03 Fetching files on an FTP server with ftplib

A great deal of on-line data resources reside on FTP servers. And while the urllib module will usually work with those servers, the ftplib module has some additional commands that allow us more control in listing and retrieving entire batches of files on these servers.

Here we explore how this is done. We'll look at an example where we want to [potentially] download all of EPA's StreamCat data stored here:

ftp://newftp.epa.gov/EPADataCommons/ORD/NHDPlusLandscapeAttributes/StreamCat/States

These data include a vast collection of attributes for National Hydrographic Data catchments. We will explore how we can instruct Python to download just Rhode Island data (again, because the files are small...) from the StreamCat ftp server. However, we'll design this notebook so that it can easily be tweaked to download any state.

The process for grapping data on a ftp server this way is a tad more involved than in previous examples. It requires the following steps:

  • Creating a link to the ftp server
  • Logging in to the server
  • Navigating to the remote folder where the files we want are stored
  • Creating a list of the files we want
    • (unless it's just one file and know its name...)
  • Iterating through this list and downloading each one individually

This last step has a few sub-steps, but we'll get to that below.


This link has some good description of the ftplib module:
http://www.pythonforbeginners.com/code-snippets-source-code/how-to-use-ftp-in-python

First, we'll do some boilerplate stuff. This includes importing the libraries (we'll need the os module too), setting some variables, and creating a place where our downloads will live.


In [ ]:
#import the modules
import os
import ftplib

In [ ]:
#Set variables for the address of the web server and the folder holding our data
ftpURL = "newftp.epa.gov"
ftpDirectory = "/EPADataCommons/ORD/NHDPlusLandscapeAttributes/StreamCat/States/"

In [ ]:
#Create the base output folder, if it doesn't exist
outFolder = "./StreamCat"
if not os.path.exists(outFolder): os.mkdir(outFolder)

In [ ]:
#Set the state as a variable, so it's easily changed
state = 'RI'

In [ ]:
#Make a subfolder for the state in the outFolder, to facilitate file management
stateFolder = outFolder + os.sep + state
if not os.path.exists(stateFolder): os.mkdir(stateFolder)

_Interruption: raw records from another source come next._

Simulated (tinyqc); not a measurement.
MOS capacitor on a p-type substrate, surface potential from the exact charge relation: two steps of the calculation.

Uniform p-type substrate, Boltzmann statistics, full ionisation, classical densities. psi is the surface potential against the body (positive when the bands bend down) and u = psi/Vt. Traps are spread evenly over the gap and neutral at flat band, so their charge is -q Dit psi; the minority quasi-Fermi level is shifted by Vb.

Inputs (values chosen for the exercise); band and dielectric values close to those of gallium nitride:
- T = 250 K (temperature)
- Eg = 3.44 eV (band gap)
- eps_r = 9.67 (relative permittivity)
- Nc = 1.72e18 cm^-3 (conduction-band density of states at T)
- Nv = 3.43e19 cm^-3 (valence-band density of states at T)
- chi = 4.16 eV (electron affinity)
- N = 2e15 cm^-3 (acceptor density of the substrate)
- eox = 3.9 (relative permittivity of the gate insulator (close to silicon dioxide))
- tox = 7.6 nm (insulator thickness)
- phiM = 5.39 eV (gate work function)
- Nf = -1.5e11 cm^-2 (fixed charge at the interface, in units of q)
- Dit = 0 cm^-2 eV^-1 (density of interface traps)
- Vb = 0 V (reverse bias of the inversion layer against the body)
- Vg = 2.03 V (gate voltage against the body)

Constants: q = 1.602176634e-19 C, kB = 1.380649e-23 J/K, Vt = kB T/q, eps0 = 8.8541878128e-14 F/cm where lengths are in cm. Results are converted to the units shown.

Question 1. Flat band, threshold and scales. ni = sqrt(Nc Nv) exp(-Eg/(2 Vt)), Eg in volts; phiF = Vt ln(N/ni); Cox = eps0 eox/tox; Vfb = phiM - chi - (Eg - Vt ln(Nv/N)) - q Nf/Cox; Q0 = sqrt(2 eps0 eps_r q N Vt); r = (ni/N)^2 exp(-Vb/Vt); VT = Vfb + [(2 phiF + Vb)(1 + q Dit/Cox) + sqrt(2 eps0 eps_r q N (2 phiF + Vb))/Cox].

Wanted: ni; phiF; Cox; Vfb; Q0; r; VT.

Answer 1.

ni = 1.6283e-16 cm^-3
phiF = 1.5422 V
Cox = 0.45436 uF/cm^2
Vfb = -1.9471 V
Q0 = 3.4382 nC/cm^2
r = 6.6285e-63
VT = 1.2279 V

Now that we've defined the state and created some folder to hold the data, we'll finally dive into the ftplib module to access the server and grab our data

The first step is to log into the server. Most ftp servers are "anonymous ftp" servers meaning, they allow anyone to log in. However, proper etiquette dictates you login as "anonymous" and use your email so they have a record of who is accessing their data...

Below, we log into the EPA ftp server, creating an 'ftp' object which is our programmatic link to the server. Once we link to it, we log in. You should change "user@duke.edu" to your email address.


In [ ]:
ftp = ftplib.FTP(ftpURL)
ftp.login("anonymous","user@duke.edu")

Now that we are logged in, we can send ftp commands to get information if we want. For example, the welcome command returns a message the server admin wants you to see when you log into the server:


In [ ]:
print(ftp.welcome)

What we need to do is navigate to the folder holding the files we want, which we found by navigating the ftp server in a web browser - and stored in the ftpDirectory variable.

We get there using the ftp cwd (change working directory) command:


In [ ]:
ftp.cwd(ftpDirectory)

Now, let's get a list of the files in this file, done with the nlst command.


In [ ]:
files = ftp.nlst()
len(files) #Over 2000 files here!

In [ ]:
#Create a list of just Rhode Island files, that is one's that end in "_RI.zip"
RI_files = ftp.nlst("*_RI.zip")
len(RI_files) #49 files; that's better...

Now that we have a list of files, we could write a loop that iterates through each of this. However, for simplicity, let's just grab the first file in the list and download that.


In [ ]:
#First, let's get the file we want to download. We'll just get the first item in the list
f = RI_files[0] 
print(f)

This is where the ftp module is much less intuitive. The ftp.retbinary command initiates the download of a binary file, but it requires a "callback function", which is an action telling the ftp module what to do with this stream of downloaded information. For our callback function, we'll be writing the binary contents to a file.

Don't worry too much about this syntax; just don't modify it (other than perhaps the output filename) and you'll be fine.


In [ ]:
#First we need to create a filename to which the remote contents will be written
outFilename = stateFolder + os.sep + f
print (outFilename)

In [ ]:
#Ok, here's the command that actually grabs the file and writes it locally
ftp.retrbinary("RETR " + f,open(outFilename,'wb').write)

In [ ]:
#Did it work?
os.listdir(stateFolder)

In [ ]:
#Close the ftp connection
ftp.close()

So what would it take to download the same file for, say, North Carolina? Not much!

How would you tweak this script to grab all the RI files?